FIRST PERSON - Alex Magno - The Philippine Star

In case you have been too distracted the past few days to notice, international prices for crude oil has climbed up above $80 per barrel. Expect pain at the pumps the next few weeks.

A period of cheap oil, when prices climbed down to $32 per barrel, is over. The oil-producers are winning the game by voluntarily limiting supply and choking supply. Saudi Arabia, if it gets its way, wants oil prices to move closer to $100 per barrel.

A few things help the OPEC countries achieve their goal of raising global prices. Russia, a major oil producer, has participated in the effort to cap supply.

Even as they conserve their oil deposits, Putin’s oligarchs will still be raking in more money with the upward pricing trend. Putin will probably elbow China’s Xi aside at the top of the most powerful persons’ list.

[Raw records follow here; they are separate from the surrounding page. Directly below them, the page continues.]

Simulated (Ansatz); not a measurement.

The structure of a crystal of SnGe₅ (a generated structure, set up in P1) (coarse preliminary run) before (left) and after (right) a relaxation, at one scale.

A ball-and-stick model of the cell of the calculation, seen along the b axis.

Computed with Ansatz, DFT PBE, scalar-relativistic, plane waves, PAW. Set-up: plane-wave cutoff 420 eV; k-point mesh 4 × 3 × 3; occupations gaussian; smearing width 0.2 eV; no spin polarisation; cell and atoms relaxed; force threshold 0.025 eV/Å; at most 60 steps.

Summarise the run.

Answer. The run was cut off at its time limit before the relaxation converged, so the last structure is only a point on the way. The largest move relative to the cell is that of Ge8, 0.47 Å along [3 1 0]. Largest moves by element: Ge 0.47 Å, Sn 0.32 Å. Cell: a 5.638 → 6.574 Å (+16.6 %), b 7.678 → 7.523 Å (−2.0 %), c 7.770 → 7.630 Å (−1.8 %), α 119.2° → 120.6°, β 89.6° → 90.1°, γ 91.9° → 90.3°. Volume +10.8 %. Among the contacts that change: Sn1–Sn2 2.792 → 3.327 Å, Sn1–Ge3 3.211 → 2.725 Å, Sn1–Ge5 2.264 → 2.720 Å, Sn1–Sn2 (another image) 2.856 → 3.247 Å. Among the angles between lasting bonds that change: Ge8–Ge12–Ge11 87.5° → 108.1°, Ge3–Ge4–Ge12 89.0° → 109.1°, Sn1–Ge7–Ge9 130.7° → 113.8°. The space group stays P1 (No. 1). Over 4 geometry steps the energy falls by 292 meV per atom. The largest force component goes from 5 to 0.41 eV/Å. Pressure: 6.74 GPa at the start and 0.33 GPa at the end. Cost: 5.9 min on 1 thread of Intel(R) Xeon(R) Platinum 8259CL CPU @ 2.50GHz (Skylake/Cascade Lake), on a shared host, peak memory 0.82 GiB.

Venezuela’s Maduro will probably survive the sanctions imposed against him. The socialist leader heads a subsidy-driven regime dependent on oil revenues. However, with its backward technology, Venezuela is exporting at less than capacity.

Donald Trump’s decision to abandon the Iran nuclear deal could effectively block off the country’s oil exports, further limiting supply. The insistence of the Iraqi Kurds to establish an independent state could create a political crisis that will imperil the supply from the oil-rich Kurdish region.

In a word, the geopolitics of oil militates against any price reduction in the foreseeable future. Given OPEC’s orchestrated price cuts, only a surge in US shale production will save the oil importers from recession inducing oil prices.

Asia, whose economies drive global growth, will be hit hardest by the upward trend in oil prices. At present price levels, Asia’s oil bill is estimated to add up to $1 trillion a year. That is double the oil bill the region paid in 2015-2016, when the most dynamic Asian economies began ramping up growth rates.

Needless to say, the new oil price regime aggravates our inflation prospects. We might have to revise inflation forecasts closer to five percent.

A higher oil importation bill will likewise exert pressure on the peso’s exchange rate. We do not have a strong export sector and therefore we have little to offset what we pay out for oil. This leads to a vicious cycle: a wider trade deficit will push the peso downward as a weaker peso pushes inflation upward.

The excise taxes on oil helps rein in domestic demand for a highly polluting imported commodity whose global price dynamics we could not control.

Deposit

Some needless noise is being made about adjustments in the update of bill deposit to reflect the prevailing price regime for electricity.

The deposits are mandated by the Energy Regulatory Commission (ERC) and are not whimsically collected by the distribution utilities (DU). They represent the average monthly bill a customer pays. There are provisions for refunding the deposit when the average consumption falls.

The deposit based on electricity billing is exactly similar to the deposit one pays when renting an apartment. The rental deposit cover whatever damage happens to the apartment unit while in the care of the tenant. It also protects the property owner against the possibility of default on the last payment for rent of the property.

In the same manner, the billing deposit collected by the DUs is a tool for risk management. It protects the DUs from clients who simply default on their last payment when they close business or move to a new residence. Without the deposit, there is no disincentive for people defaulting on their terminal payments.

The ERC is currently reviewing the rules and regulations on the bill deposit to allow for greater transparency and enable electricity consumers to be better informed about it. The annual review of bill deposits orders the DUs not only to raise deposit levels if warranted but also to refund part of deposits to reflect consumption declines.

Consumers will receive a refund if their recent monthly consumption is 10 percent less than the deposit. On the other hand, they will be charged an additional 10 percent of the deposit if their monthly consumption increased by that margin.

The bill deposit does not accrue to the DU. It is not part of the income of distribution companies such as Meralco. In the case of the biggest distribution utility in the country, only about 17 percent of the amount reflected in our monthly bill actually goes to the company. Meralco simply functions as collection agent for the power generating companies, the transmission company and others.

Most of the customers served by the distribution utility seem to be of the wrong impression that any increase in the power rates mean an increase in income for companies like Meralco. In fact, it could happen that power rates rise without incremental income for the distributors. This happened recently.

We are currently in an elevated inflation situation. As mentioned above, we are likely to experience elevated inflation if only because of the sharp increase in oil prices. Higher oil prices will reflect not only in higher transport costs but also in general operations cost for all companies. The power distribution companies are not immune to this economic reality.

As power costs rise, so will our average monthly billing. Unavoidably, the billings deposit will follow suit. If it is any consolation, the incremental billing deposit will not be of an earthshaking, poverty-inducing amount.

We can rant about it, but inflation is unavoidable. It can be managed, but it cannot be banned.